You just got back from a great workshop. You learned a LOT and had a great time with the other students. You got inspired. You vow to find more time to paint. But you get home and life sets in and you keep putting off painting and six months later you find your art stuff has a light layer of dust on it.
Most of us have lives outside of art. Regular jobs, families, and other responsibilities. We want to get better at our painting but we really don’t have time for it…or do we? Here are some tips to consider to help you create some consistency in your art life.
1. Set up a permanent work area. You really don’t need a huge space. Talk to your spouse or partner about setting up a committed area in your home or apartment so as to avoid unnecessary set up and break down time. If you fear it’s unsightly when guests come over, find a creative way to hide it. A Japanese screen. A decorative curtain.

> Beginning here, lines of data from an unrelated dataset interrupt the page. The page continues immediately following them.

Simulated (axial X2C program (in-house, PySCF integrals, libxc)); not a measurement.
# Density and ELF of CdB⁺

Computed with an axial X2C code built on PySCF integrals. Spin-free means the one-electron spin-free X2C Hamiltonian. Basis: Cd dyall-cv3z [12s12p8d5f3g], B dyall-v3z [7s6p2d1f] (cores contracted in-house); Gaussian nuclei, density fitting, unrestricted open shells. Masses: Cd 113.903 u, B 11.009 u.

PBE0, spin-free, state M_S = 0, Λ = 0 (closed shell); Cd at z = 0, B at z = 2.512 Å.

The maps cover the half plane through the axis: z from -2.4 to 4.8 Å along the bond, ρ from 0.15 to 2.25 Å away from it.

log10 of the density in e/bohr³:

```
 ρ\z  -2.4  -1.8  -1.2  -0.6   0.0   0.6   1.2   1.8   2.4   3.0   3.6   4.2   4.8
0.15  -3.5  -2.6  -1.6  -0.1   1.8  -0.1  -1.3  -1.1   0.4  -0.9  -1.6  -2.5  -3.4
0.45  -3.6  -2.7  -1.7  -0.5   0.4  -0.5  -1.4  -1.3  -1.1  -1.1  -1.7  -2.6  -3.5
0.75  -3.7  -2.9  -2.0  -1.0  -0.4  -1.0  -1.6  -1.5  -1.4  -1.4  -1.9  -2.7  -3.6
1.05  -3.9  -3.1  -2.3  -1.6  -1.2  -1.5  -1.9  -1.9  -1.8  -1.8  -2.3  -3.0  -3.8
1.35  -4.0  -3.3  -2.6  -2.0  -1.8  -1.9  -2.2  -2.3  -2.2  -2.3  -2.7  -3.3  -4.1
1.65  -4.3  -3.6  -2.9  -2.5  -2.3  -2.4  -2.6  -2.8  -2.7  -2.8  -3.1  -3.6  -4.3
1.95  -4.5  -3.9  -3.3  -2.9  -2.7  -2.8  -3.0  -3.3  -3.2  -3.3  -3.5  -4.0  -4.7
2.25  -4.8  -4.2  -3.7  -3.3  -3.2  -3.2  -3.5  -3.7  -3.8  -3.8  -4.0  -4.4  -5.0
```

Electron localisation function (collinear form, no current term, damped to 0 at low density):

2. Schedule consistent time to paint. Yeah, I know, you’re laughing at me already. But get creative and be determined. Also, don’t derail yourself by thinking you have to block out huge amounts of time. One hour is better than nothing. Even thirty minutes a day, or every other day, will be beneficial to your craft.
3. Be healthy. Eat right and exercise regularly. I’ll not insult you by listing the benefits. You already know them. Just do it!
4. Join an art club or co-op studio. Find a place locally where you can join others in consistently scheduled painting sessions. I get together with a group most Friday mornings to paint the portrait from life. It’s great practice and I find working in a group setting to be energizing. If something like this is not available in your area, look harder, you might be wrong. If all else fails, start your own group.
5. Plan to enter a contest. I think one of the best ways to help keep you consistent is to find an art competition and plan to submit an entry. This can help motivate you and keep you on track with your schedule. There are lots of competitions and contests out there for artists of all levels. If you’re not world class yet find something local and low key. Just give it a try. Check out this website for some ideas: http://www.artistsnetwork.com/category/competitions.
6. Set achievable goals for yourself. I think many aspiring artists set the bar WAY TOO HIGH for themselves at the beginning which can set them up for failure and disappointment. Set up smaller projects. Do something that’s not going to take you six months. Succeeding in smaller projects that won’t take too long will not only grow your abilities and confidence, it will eventually propel you to larger and more ambitious projects.
7. Define a stylistic path. Once you can create some consistency in your painting schedule, capitalize on it by being consistent in your artistic direction. Defining a path can take some time and soul searching, so don’t rush it. I’ve seen many people jump from style to style. They attend many workshops with teachers who paint very differently from one another. The result is they NEVER master anything. Now some people just love this. They don’t really care about getting better. They just like the excitement and fun of attending workshops. I get it. But if you really want to get good at what you do, you need to settle into a particular methodology and master it. I touch on this in another post “Dave’s Tips to Becoming a Better Artist”. Check out points 2, 3, and 4.
Have a great day!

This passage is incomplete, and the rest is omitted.